The evil son – “What does this service mean to you?”
The Tanchuma (Shmot 5) says that the evil son says, “Let us be as Egyptians”. And this is the key to understanding this son. He wants to dismiss himself from the yoke of belonging to Am Yisrael and all this “service”. Thus we can understand why he says “to you”. After all, at first glance there should be no connection between throwing away service to G-d (mitzvot), and alienation from the Jewish People which is expressed by his saying, “to you”. But the author of the Hagadah sees the essential connection. Only for a very short time can there be a reality where one can feel a connection to his people without a connection to Torah and mitzvot. And so we see in these times how those who raised the banner of fighting against religion, lost their connection to Zionism, where as those who remained truly faithful to nationalism were those who strengthened their connection to religion.

“Had he been there, he would not have been redeemed”
Why? Because he would have died during the plague of darkness in which all the “Jewish criminals” died. Who “merited” such a nickname? Those WHO DID NOT WANT TO LEAVE EGYPT. And this fortifies what we said earlier: The connection between the evil son who throws away the service to G-d and his alienation from Am Yisrael. And what could symbolize the alienation from Am Yisrael more than his lack of willingness to make Aliyah to Eretz Yisrael, which is the base of the nation; the place which unites the nation and gives life to it and it’s Torah.

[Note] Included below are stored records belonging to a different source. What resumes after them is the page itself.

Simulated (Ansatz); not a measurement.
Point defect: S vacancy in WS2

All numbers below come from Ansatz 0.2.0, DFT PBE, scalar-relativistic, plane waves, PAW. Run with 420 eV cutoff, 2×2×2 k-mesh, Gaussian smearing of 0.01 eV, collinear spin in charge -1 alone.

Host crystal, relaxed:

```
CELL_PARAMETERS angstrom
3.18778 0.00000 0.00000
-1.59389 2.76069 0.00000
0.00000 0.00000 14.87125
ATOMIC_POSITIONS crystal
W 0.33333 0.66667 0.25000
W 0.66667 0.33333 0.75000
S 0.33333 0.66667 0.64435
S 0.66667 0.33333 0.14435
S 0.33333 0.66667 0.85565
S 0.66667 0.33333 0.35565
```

“… consequently you must blunt his teeth and reply to him…”
There is no behaving towards him with “Darke Noam”, and we don’t say, “you are our brother”. For the good of the rest of the Jewish People, we must act harshly towards him. He who willfully takes himself out of “Clal Yisrael” and rejects the people and land of Israel must be dealt with harshly. Without a doubt, this harsh treatment will convince others who are borderline (like the son who does not know how to ask) that it is not worthwhile to go in such a way, and thus encourage them to go in the way of the wise son, thereby saving themselves.

The simple son: The Yirushalmi and Rambam call this son, “foolish”. What does the simple son understand? “With a strong hand did Hashem take us out of Egypt”. Anyone is capable of grasping this message of Emunah. True, not everyone can reach high levels of understanding the way of G-d, but anyone can, even the most foolish of people, even he who is totally cut off from anything spiritual, even a gentile – is capable of grasping G-d’s existence through G-d’s strong Hand and Omnipotence. The truth is, that the Torah answers the wise son in the same basic way at the beginning, but with him, the answer is expanded upon greatly with all the details….(Dvarim 6) The simple son won’t understand this, so we mention to him G-d’s strong Hand, and this is sufficient for leaving an impression upon him that will bring him to real emunah. And an important thing here: The real Emunah, despite it’s awesome scope, does not demand deep wisdom in order for one to accept it (despite the fact that the wisdom certainly deepens the understanding). Any Jew can reach a real and simple level of truth which will obligate him. After all, if this were not so, the Almighty would not be able to expect anything from the foolish!

* * *

“FOR NOT ONLY HAS ONE RISEN AGAINST US TO DESTROY US, BUT IN ALL GENERATIONS THEY RISE UP AGAINST US TO DESTROY US.”
Here there is a double stress on “to destroy us” – The goal of the goyim is not just to distress us, but rather our very existence is what bothers them. And so it is in this generation, where a piece of territory or another is not what interests them, but rather the annihilation of Am Yisrael, and this illogical hatred of the nations was bred at Mount Sinai.

“BUT IN EVERY GENERATION THEY RISE UP AGAINST US TO DESTROY US”
What a flat statement to make! And the question may be asked: Was there not a generation where they did NOT rise up against us to destroy us? But there are different methods to wipe us out. There are those who try to wipe us out physically, like Haman and Hitler; and there are those try to wipe us out physically through trickery, so we that we won’t prevent the attempt to do so. Then there are those who try to destroy us spiritually by assimilation, like Greece. In any case, the rule that Esau hates Yaakov holds in every generation, as we see in this statement.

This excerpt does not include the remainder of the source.